Yet Michael Chertoff, secretary of Homeland Security (which oversaw FEMA), expressed satisfaction with its efforts. “Considering the dire circumstances that we have in New Orleans, virtually a city that has been destroyed—things are going relatively well,” he declared. By then, more than 1,300 were dead.
Many shared in the blame. For decades, engineers had warned that the levees and canals in New Orleans could fail, but little was done to strengthen them. Environmentalists had complained of the overdevelopment and erosion of the coastal marshes and wetlands whose vegetation sponged up excess water, but their warnings, too, had been mostly ignored. Officials in New Orleans had neglected to devise an evacuation plan for those without cars; worse, one-sixth of the police force abandoned the city before the storm struck. Mayor C. Ray Nagin inexplicably took refuge in the twenty-seven-story Hyatt; when he ventured down the stairs—the elevators ceased working when power failed—his statements were emotional and confused. In Washington, FEMA director Michael Brown was so worried about making a mistake that he failed to do much at all—the worse mistake possible. Bush erred in publicly complimenting the beleaguered FEMA director: “Brownie, you’re doing a heck of a job,” a statement so obviously at variance with public perception that it became an instant joke. Within a week Brown was demoted; soon afterward he resigned.

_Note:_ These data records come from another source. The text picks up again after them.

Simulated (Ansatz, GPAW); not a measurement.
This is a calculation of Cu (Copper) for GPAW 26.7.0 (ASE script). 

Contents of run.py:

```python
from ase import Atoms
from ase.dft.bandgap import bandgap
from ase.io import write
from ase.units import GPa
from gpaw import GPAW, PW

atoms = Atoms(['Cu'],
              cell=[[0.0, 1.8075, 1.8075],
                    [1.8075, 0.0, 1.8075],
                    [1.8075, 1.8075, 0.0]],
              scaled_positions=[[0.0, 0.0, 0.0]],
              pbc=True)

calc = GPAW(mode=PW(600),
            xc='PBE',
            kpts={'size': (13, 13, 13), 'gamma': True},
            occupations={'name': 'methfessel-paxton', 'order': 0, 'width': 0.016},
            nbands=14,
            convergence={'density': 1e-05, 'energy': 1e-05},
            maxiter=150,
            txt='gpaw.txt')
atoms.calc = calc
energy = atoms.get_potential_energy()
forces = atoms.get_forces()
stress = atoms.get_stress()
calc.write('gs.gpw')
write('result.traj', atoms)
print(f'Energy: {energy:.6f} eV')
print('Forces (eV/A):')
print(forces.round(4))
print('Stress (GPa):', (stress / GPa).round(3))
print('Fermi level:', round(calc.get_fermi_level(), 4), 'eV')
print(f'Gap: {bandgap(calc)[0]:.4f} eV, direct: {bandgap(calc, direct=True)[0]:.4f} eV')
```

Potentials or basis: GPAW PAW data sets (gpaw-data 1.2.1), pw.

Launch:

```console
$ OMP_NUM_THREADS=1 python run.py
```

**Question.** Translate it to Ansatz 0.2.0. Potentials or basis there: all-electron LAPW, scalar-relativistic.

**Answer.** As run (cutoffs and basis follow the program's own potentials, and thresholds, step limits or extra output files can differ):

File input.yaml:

Katrina was not the worst natural disaster in the nation’s history. In 1900 a hurricane destroyed Galveston, then the largest city in Texas, killing
10,000. In 1906 an earthquake hit San Francisco, ignited hundreds of fires that burned 500 blocks of the city, and killed 700—a larger proportion of the population than perished in Katrina. But apart from Katrina’s terrible human toll, the hurricane pointed up the nation’s vulnerability. If Homeland Security could not get buses or water to New Orleans in a timely fashion, how could it protect the nation from determined terrorists or respond effectively should they mount another attack?